Manipura Pty Ltd & Tootgarook Pty Ltd v Brisbane City Council

Case

[2005] QPEC 65

22/07/2005

No judgment structure available for this case.

[2005] QPEC 065

PLANNING AND ENVIRONMENT COURT

JUDGE ROBIN QC

Appeal No 2524 of 2003

MANIPURA PTY LTD and TOOTGAROOK PTY LTD              Appellant

and

BRISBANE CITY COUNCIL  Respondent

BRISBANE

..DATE 22/07/2005

ORDER

CATCHWORDS: Integrated Planning Act 1997 s 3.5.33 - duty of Court to scrutinize application to change conditions of development approval contained in a Court order notwithstanding agreement between the local government and the developer - public interests to be considered.

HIS HONOUR: The Court has troubled the parties' representatives to a greater extent than they might have expected in what they regarded as an uncontentious application to the Court to change conditions of a development approval under Section 3.5.33 of the Integrated Planning Act 1997.

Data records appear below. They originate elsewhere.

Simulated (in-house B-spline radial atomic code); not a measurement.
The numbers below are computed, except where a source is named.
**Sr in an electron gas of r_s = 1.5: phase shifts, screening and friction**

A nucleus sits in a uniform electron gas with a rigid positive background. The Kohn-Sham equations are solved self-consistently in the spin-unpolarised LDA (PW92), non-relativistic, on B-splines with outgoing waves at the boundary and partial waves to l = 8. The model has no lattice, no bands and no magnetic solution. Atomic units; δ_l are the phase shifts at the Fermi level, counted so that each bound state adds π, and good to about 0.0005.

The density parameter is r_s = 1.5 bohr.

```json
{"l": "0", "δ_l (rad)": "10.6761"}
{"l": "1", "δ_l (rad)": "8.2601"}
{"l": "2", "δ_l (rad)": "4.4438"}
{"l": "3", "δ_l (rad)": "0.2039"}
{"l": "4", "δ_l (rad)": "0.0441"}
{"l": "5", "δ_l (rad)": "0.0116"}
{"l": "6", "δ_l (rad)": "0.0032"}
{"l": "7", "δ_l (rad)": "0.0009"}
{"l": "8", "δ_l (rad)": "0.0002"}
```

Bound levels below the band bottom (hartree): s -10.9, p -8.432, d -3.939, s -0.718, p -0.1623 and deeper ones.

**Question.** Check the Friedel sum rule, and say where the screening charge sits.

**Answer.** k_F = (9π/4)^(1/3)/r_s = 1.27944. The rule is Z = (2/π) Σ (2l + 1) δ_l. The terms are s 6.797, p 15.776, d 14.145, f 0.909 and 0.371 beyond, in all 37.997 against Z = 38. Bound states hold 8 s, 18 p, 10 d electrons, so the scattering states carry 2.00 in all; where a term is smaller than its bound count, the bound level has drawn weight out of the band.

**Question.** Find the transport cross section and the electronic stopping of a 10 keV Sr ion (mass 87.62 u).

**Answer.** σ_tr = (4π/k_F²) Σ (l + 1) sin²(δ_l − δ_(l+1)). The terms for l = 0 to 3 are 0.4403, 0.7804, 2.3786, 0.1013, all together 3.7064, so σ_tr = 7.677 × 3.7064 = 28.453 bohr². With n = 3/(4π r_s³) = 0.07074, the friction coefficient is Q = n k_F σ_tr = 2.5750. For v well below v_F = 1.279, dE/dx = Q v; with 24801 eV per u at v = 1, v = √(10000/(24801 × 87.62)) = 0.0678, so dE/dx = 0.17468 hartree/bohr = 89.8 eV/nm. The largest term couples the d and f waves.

Conditions contained in an approval package forming the bulk of the Court's order of 9th June 2004 resolving the appeal are to be changed in ways which the parties believe will make them more appropriate to the proposed development.

Potentially, there are public interests involved.  Not being the Judge originally concerned, I took the view that it is proper for the Court to make some inquiry about the changes rather than simply entrust the matter to the judgment of the parties.

In the ordinary course of things, one would expect the local government to be solicitous of all relevant public interests and I emphasise there is not the slightest suggestion here that the Council has not done that.

The changes relate to consequences of its being demonstrated by a report in Mr Duff's affidavit that concerns previously harboured about the acoustic amenity of the proposed eight lots in relation to aircraft noise need not have been a consideration, given the contours situation.

In respect of building location envelopes, although those remain in respect of three of the eight lots proposed, the stipulation of such envelopes in respect to the other five lots is no longer considered necessary.  The locations under the arrangements which are included in the order of the 9th June 2004 seem quite unexceptional and would locate buildings sensibly on the proposed allotments having regard to conventional setbacks and other practical considerations.

There is to be deletion of certain "preliminary approval requirements", in particular those under the heading "Preliminary Approval 1"  It has now been appreciated that those arrangements imported irrelevant codes whose applicability is confined to other and much more intensive kinds of development.

The Court is satisfied that the conditions set out in subsection (1) of Section 3.5.33 are satisfied, in particular that in paragraph (b) that "no assessable development would arise from the change or cancellation" which the person referred to in paragraph (a) wants to achieve.

In the circumstances I make an order in terms of the initialled draft handed up.